Remember, it can take months to initially find a qualified employee. But then, in order to train them in a factory, a good, experienced employee has to be seconded to the task, a move that actually reduces performance. In the digital world, however, you can fully train someone ‘virtually‘ in their future work environment. Learning cycles are dramatically shortened and efficiency increases.
Aside from anything else, most employees really enjoy being given such opportunities to learn. Today, it's vitally important to be innovative and show employees that they’re working for a company that‘s at the cutting edge.
I: Does gamification play a role in this context?
JvT: Even though many gaming-related technologies are employed by these applications, such as processors primarily developed for the the graphics industry, they really have little to do with gamification. The main thing these simulations and the gaming world have in common are that both are centred around virtual environments that are built and used in real time.
I: How can relatively smaller companies with, say, around EUR 1 billion in sales also take advantage of these opportunities?
JvT: That totally depends on the application. The factory twin is very exciting for smaller medium-sized companies, especially when it comes to improving and demonstrating sustainability as it gives you an overview of the factory as a whole. Companies are increasingly having to report on their activities and risks in environmental, social and governance (ESG) areas. If you simulate the entire factory, and so are fully aware of your power consumption, CO2 emissions, water use, waste products, etc., you‘re always going to be up to speed in terms of knowing your resource consumption and emissions, in real time.
And because measurements are taken on an ongoing basis, companies using factory twins are inherently well-positioned when it comes to complying with governance requirements. But there are also new optimization opportunities. While many companies may have already optimized their operations when it comes to using compressed air, for instance, they may not yet have addressed the issue of electricity consumption in their processes.

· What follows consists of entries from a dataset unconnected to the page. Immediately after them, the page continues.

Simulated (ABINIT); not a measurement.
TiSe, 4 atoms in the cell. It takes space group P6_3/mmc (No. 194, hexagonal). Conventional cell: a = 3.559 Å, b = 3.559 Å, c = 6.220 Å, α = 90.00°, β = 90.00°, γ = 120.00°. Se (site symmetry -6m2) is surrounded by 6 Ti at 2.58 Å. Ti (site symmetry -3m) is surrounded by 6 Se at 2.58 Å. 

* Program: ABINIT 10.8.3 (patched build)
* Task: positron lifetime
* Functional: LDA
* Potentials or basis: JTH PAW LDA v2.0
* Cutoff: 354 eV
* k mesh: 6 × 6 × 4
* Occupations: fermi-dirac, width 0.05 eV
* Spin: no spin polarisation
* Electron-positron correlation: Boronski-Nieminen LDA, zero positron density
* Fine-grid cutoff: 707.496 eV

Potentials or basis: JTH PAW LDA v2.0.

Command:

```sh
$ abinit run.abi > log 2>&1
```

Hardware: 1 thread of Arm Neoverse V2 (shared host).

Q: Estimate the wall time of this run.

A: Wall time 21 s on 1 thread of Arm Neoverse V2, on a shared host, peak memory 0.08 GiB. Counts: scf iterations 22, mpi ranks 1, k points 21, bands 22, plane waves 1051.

I’ll give you an example. One aircraft manufacturer we worked with had a major recall due to a faulty powder-coating process. This process was - and is - very energy-intensive, and so the real-time level of energy consumption provided an indication of whether the process is running correctly. With holistic factory monitoring, we could see that the power consumption was deviating and that something was wrong, in a similar way to how Predictive Maintenance and Predictive Quality would have assisted our understanding about possible future issues.
In previous years, the focus has been on specifics such processes, machines, plants and cycle times. Now, we look more at general areas and wider contexts, e.g. how temperatures and humidity levels change and whether there are discernible correlations with output and quality. Another important driver is the increasing trend toward improving sustainability. So this approach not only helps to optimize processes, but also aids in complying with any new requirements and guidelines.
I: So with the digital factory twin, we can see the context, the connections and the indirect consequences of the process flows?
JvT: Yes, all plants and processes are integrated to give a full overview. You can see output and quality, whether machines are at a standstill, or have broken down, as well as temperatures, power consumption and other influencing factors for the entire factory. This makes it possible to swiftly identify problems and draw holistic conclusions about processes and product quality.
And if you also choose to integrate artificial intelligence, you then gain new opportunities to better understand processes and decide when and when not to intervene. These are deep-learning algorithms that work at the factory level. Until now, you measured the power in the individual drive in the machine, but you didn't look to see whether the energy consumption in the hall as a whole was correct. Now, with AI, we can take a look at what’s happening remotely and know the necessary detail to conduct an analysis is being obtained automatically.
I: When it comes to deep learning algorithms and AI, we can already see increasing standardization in processes, as well as moves towards modularity and dramatic price reductions. Are there similar shifts happening when it comes to digital twins?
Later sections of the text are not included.